One would wonder how the persons enacting the nation's forfeiture statutes feel about taking away 5th Amendment rights from guilty persons as well as everyone else in the country.
The Best Defense Strategy May Be to Sue the Prosecutor Immediately, Take Advantage of Prosecutorial Wrongdoing and Errors, and Deprive the Prosecutor of the Pot of Gold Which Created the Incentive to Create Criminal Charges against the Defendant in the First Place
I've never been a criminal prosecutor, and I have to write this without any direct experience. It seems to me that prosecutors are trying to find and win big, publicity-type cases, to obtain the varied benefits of prosecutorial success, and along the way they have to cut a lot of corners.
I suspect that at the beginning of a criminal proceeding the prosecutor knows a lot less than the prosecutor will learn along the way, and the rush to attach property will result in attachment papers filled with factual errors which can and should be offset now, instead of some later date, and can result in undoing the attachment.
Under the New York forfeiture law, the "claiming agency" (in our case the prosecutor) has to hurriedly make a motion to confirm the ex parte attachment, and the papers are bound to have a lot of misinformation in them, which can be pointed out in opposing papers by the defendant.

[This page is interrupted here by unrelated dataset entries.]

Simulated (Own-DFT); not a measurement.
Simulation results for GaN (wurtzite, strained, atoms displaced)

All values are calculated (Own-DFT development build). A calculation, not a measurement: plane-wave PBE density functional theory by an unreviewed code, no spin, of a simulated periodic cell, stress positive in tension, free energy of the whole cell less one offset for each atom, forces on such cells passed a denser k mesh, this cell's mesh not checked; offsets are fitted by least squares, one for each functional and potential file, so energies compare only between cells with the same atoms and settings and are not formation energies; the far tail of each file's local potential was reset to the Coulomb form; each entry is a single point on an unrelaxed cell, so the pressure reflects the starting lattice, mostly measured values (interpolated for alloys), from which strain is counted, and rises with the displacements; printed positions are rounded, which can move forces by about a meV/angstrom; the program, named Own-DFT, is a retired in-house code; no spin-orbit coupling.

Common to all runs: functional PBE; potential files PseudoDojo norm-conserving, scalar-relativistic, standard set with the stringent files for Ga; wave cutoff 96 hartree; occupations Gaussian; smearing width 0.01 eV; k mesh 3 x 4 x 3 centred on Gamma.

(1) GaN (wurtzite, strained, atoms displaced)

Of course, the defendant runs the risk that his opposing affidavit could be deemed a waiver of his 5th Amendment rights not to testify against himself, and the defendant will have to decide whether 5th Amendment rights of an innocent person allowing him not to testify that he is innocent (for fear of cross examination designed to make the defendant appear to be untruthful) is worth the loss of assets representing 40 years of work.
It's easy for a prosecutor to dash off an affidavit saying that a particular defendant has a lot of money and we don't find evidence that the money was lawfully acquired, and to hope that in the confusion of taking away all of the defendants' money and property the defendant can't come back in a few days with the truth (especially when the prosecutor has taken all of the defendants' files).
It is harder, however, for a prosecutor to prevail when the truth is known, and opposing an ex parte attachment proceeding at least enables a defendant to say what really happened, unlike the criminal prosecution in which 98% of the persons who are indicted (in one federal district) wind up pleading guilty and never get the chance to tell anyone what really happened.
There May Be No Right of Counsel to a Defendant in a New York Forfeiture Action [as a Purported "Civil Action"]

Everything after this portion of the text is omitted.